Death of the data warehouse
Two panellists at this year's Buy-Side Technology North American Summit talk about their firms' use of big data lakes in place of data warehouses
Hunger for data isn't going to slow down any time soon. But as the quantity of data used by firms climbs, so too do the issues surrounding it.
A good data governance strategy isn't exactly a sexy topic, but it's a necessary one to tackle with the increasing demand for data.
Scott Burleigh, executive director for JP Morgan Asset Management, said about a year and a half ago his firm made heavy investments into technology around data governance. Burleigh, who spoke on a panel at this year's Buy-Side Technology North American Summit on October 7, said the firm found there were multiple copies of data and places where the same data was processed over and over again.
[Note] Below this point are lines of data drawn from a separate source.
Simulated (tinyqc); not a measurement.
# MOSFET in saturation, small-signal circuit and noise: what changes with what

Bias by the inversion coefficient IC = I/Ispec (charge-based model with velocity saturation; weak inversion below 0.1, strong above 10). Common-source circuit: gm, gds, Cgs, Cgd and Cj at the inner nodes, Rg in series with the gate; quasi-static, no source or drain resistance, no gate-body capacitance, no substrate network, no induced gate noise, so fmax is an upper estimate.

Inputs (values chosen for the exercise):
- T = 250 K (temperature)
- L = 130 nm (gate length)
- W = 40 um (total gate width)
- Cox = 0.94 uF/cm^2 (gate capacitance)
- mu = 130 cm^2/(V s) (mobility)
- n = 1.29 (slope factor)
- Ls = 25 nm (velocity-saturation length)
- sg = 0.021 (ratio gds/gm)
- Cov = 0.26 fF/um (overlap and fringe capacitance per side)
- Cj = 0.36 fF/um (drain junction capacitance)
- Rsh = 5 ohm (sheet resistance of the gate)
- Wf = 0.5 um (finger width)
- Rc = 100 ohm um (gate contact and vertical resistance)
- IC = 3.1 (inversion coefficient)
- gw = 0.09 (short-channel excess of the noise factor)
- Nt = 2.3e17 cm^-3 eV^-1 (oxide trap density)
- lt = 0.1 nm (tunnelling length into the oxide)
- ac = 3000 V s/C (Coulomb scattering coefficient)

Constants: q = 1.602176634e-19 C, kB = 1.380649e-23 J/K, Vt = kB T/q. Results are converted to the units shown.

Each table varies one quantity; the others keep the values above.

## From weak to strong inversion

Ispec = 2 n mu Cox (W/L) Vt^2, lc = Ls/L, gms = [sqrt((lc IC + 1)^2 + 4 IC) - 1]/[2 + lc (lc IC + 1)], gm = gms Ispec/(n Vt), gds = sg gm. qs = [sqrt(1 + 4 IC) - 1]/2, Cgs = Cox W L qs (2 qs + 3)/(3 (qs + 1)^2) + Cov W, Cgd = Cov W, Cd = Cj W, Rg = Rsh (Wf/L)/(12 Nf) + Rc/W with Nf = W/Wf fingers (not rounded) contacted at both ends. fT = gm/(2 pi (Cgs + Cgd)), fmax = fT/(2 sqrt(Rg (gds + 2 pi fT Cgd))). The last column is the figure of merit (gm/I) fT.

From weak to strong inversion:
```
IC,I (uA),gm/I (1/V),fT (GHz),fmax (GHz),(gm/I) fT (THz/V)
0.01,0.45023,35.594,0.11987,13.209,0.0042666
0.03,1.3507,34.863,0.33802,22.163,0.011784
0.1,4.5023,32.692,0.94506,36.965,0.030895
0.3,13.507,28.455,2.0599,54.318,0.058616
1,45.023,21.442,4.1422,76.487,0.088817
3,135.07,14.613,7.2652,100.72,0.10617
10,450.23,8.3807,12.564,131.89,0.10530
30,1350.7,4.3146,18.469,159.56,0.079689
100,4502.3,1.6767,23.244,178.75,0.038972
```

"What evolved over time was that we didn't have a single version of the truth," Burleigh said. "You had different answers for the same instrument. Different rights and returns for the same security. You had weighted average credit ratings that were different between reports. Multiple answers for the same question."
Trip to the lake
A consolidated area to store the data was the answer, but not via a warehouse. Instead, the firm chose to build a big data lake.
Rashmi Gupta, a data manager at MetLife and fellow panelist, said her firm has taken the exact same approach. Instead of having a traditional centralised warehouse, everything is put into a big data lake, which serves as a data acquisition layer.
A semantics layer – a data translation layer that sits on top of the data acquisition layer – maps to the enterprise data model. Gupta said big data lakes are one of the biggest trends she sees in the industry now.
"So you have one set of information, one single version of truth, but you don't have all the cost associated and the work and labour involved in creating one single warehouse," Gupta said.
It takes very little time to build up big data lakes, according to Gupta, and they have great scalability. If there is a new application a firm wants to use, all it has to do is put it in the lake and build a translation layer on top of it.
Gupta said there are some issues around data integrity, which makes the translation layer such a critical part of the entire operation.
"It boils down to, very simply put, the whole data warehouse is now being replaced by a high-technology data service layer," Burleigh said.
Tapping at the source
Burleigh used solvency-related data as an example of how it works. With the data lake, a logical data model brings in data from multiple sources. The data is delivered through a search layer, meaning the user can ask for the type of data or data elements without specifying the source.
"You just talk to the service layer, tell it what data elements you want and it knows where they are," Burleigh said. "It serves it up to you as though it was one source."
JP Morgan has taken it a step further, according to Burleigh, by governing data at the source before it enters the data lake. By doing so, Burleigh said the firm doesn't have to worry about altering the data once it's in the data lake.
"We're identifying the source for the data that goes into the lake and we make changes, or the governance says we need to make changes to the data element," Burleigh said. "We make it at the source and it gets reflected in the data lake."